Katie Ledecky has drive.
The Olympic gold medalist recently built on her legacy as the world’s best female swimmer in Rio when she simultaneously beat her own world record and picked up a gold in the 400-meter freestyle event.
Her unwavering resolve has astonished onlookers and fellow competitors alike.
“Her stroke, her mentality: She’s so strong in the water,” Ryan Lochte, 11-time Olympic medalist, told Sports Illustrated recently. “She gets faster every time she gets in, and her times are becoming good for a guy. She’s beating me now, and I’m, like, ‘What is going on?’”
Dave Marsh, coach of the U.S. Olympic women’s swim team expressed similar awe. “She’s a mystery,” he told Sports Illustrated. “I’ve experience the passion and depth with which Katie trains and races. I’ve gone back and tried to figure out what causes it, because she doesn’t fit the model. She has a wonderful family, has everything, really, that she wants; she’s a beautiful person with seemingly no dark sides. But she has this energy stirring in her, not just at meets but at practice.”
Her inspiration, as it turns out, is partially derived from the story of her Jewish grandmother Berta Ledecky, who immigrated from Communist Czechoslovakia early in her life, according to The Forward, and briefly became a translator for Albert Einstein at the Polytechnic Institute of Brooklyn. Additionally, Berta said she confronted anti-Semitism when she moved to Greenwich, Connecticut with her husband and son in the early ‘70s, an experience that echoes the tragedy of her family’s history in Europe. In 2007, Berta took Katie and her older brother Michael to a Jewish cemetery on trip to Prague to visit the graves of family members who died in the Holocaust.

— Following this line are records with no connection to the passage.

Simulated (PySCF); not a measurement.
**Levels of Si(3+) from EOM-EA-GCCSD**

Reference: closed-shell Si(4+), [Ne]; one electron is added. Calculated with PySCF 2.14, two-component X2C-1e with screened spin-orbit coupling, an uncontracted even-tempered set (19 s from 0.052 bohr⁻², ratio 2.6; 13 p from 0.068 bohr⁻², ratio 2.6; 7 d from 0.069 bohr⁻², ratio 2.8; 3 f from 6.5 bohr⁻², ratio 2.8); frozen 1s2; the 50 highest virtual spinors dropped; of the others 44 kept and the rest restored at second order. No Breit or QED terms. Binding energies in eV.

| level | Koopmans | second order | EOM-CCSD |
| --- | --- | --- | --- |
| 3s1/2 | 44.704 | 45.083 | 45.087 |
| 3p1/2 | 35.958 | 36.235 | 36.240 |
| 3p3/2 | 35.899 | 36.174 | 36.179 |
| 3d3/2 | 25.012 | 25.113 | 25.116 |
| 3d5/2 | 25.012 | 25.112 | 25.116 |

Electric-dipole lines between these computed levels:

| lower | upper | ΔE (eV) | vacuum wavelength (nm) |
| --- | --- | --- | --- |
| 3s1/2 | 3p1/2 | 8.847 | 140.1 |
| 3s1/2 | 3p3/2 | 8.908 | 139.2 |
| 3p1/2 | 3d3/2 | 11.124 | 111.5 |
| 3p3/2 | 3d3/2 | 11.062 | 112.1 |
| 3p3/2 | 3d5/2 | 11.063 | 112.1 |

Despite Ledecky’s Catholic faith, and her ritual of reciting the Hail Mary prior to diving into the water for each race, Ledecky attributes much of her ambition to growing up hearing her grandmother’s stories of hardship and perseverance, the Sports Illustrated profile reports.
As Ledecky continues to stun athletes and sports fans alike in her quest and repeated successes on the Olympic stage, perhaps the fire in her belly is less of a mystery and more a manifestation of familial resilience.